Chip design companies have to plow a high proportion of revenue back into research and development (R&D) in order to catch up with competitors or to just stay ahead of them. The more a company spends attracting the best researchers and licensing the best tools, the more likely a company is able to innovate, keep up with Moore’s Law, stay ahead of the competition, and win the most market share. If a company doesn’t spend enough and falls a generation behind competitors, then it will end up either having to burn money to catch up — or find something new or niche to do.
Stewart Randall is Head of Electronics and Embedded Software at Intralink, an international business development consultancy which helps western tech businesses expand in East Asia.

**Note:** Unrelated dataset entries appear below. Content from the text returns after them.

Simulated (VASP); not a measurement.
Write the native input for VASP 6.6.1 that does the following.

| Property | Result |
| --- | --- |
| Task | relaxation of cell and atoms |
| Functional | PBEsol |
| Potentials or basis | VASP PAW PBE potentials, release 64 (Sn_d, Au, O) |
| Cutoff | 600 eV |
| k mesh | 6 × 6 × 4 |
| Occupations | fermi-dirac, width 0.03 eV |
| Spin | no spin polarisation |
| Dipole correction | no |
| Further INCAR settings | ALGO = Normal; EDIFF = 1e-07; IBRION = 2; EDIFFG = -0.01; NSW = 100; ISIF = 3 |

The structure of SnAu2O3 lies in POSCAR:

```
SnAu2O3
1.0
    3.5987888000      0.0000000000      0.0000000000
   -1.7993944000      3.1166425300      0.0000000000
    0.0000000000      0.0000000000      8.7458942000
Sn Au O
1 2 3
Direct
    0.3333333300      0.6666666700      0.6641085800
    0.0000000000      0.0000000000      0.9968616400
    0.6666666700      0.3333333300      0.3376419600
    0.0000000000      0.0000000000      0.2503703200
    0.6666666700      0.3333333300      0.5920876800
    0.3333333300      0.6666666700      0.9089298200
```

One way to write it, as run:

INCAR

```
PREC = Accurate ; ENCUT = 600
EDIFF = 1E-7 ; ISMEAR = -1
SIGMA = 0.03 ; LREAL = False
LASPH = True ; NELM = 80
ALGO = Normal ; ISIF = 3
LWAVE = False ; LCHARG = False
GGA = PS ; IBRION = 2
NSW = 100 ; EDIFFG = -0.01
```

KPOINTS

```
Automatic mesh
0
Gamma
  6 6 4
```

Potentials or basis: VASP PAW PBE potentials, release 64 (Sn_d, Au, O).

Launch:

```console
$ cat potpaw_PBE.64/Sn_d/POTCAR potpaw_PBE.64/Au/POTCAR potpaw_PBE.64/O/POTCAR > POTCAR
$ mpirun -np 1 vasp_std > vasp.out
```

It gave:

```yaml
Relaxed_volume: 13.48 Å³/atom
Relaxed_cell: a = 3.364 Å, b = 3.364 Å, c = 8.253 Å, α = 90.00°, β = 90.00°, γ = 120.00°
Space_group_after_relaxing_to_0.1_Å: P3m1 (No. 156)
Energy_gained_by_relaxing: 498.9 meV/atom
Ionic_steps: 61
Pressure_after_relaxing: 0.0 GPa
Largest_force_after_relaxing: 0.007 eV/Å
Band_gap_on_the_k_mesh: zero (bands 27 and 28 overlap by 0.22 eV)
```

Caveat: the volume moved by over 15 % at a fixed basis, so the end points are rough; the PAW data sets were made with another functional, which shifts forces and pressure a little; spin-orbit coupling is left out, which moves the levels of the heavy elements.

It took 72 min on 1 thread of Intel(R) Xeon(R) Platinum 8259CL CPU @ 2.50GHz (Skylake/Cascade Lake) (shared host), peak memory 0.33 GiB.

Spending 18% of revenue on R&D for a long time has been considered a healthy share. For the semiconductor industry as a whole, this share may even be 22% now, perhaps making it the industry where the most is spent on R&D as a percentage of revenue. But are Chinese companies keeping up with this? Some state-backed chipmakers are attempting to help fulfill Beijing’s ambitious goals of replacing much of the nation’s imported semiconductors with homegrown products. Are they spending a larger proportion of their revenue to catch up with their international peers?
Looking at the numbers, we see that most Chinese chip companies are spending about 18% of their revenue on R&D. That’s on par with the global norm. But since their revenue tends to be smaller, you would expect they’d have to spend an even higher percentage to catch up.
US vs China fabless R&D spending
The US Semiconductor Industry Association estimates that US chip companies, on average, spent about 20% of their revenue on R&D in 2019. Some spend much more: Marvell spent around 40% in 2020, Nvidia 26%, and AMD 23%. Microchip Technology, however, spent only 16.6% in 2019.
Looking at Chinese fabless companies listed in Shanghai and Shenzhen, we can see the average is around 23% of revenue in 2020. Removing the one obvious outlier, Cambricon, which spends 167% of revenue on R&D (it’s in the burning-money-to-catch-up stage and should be counted as a startup in some ways, despite being listed), this percentage drops to 17.5%. That is almost the aforementioned healthy 18% share, but less than what we are seeing in the US.
But hang on a minute, if Chinese fabless companies are spending similar percentages or less than US counterparts, how does this compare in pure dollar terms? How large is the gap? Let’s compare a few similar US and Chinese companies.
The largest disparity is between two designers of graphic processing units (GPUs): Nasdaq-listed Nvidia and Shenzhen-listed Jingjia Micro. While Jingjia, founded in 2006, clearly has no plans to replace Nvidia anytime soon, it does promote itself as the creator of a domestic GPU/domestic graphics card. It also spends a healthy 27% of revenue on R&D, slightly more than Nvidia’s 26%.
Jingjia and Guoxin
As you can imagine, the two companies’ revenues are quite different. Jingjia’s revenue was $100 million (RMB 645.6 million) in 2020, while Nvidia’s was $10.92 billion. In other words, the $27 million Jingjia spent on R&D was equivalent to less than 1% of Nvidia’s R&D budget for the same year. Despite its best efforts and even adding in some government investment, it isn’t likely Jingjia is ever going to compete with Nvidia. Instead, it will likely maintain a niche within China and win some government-related business.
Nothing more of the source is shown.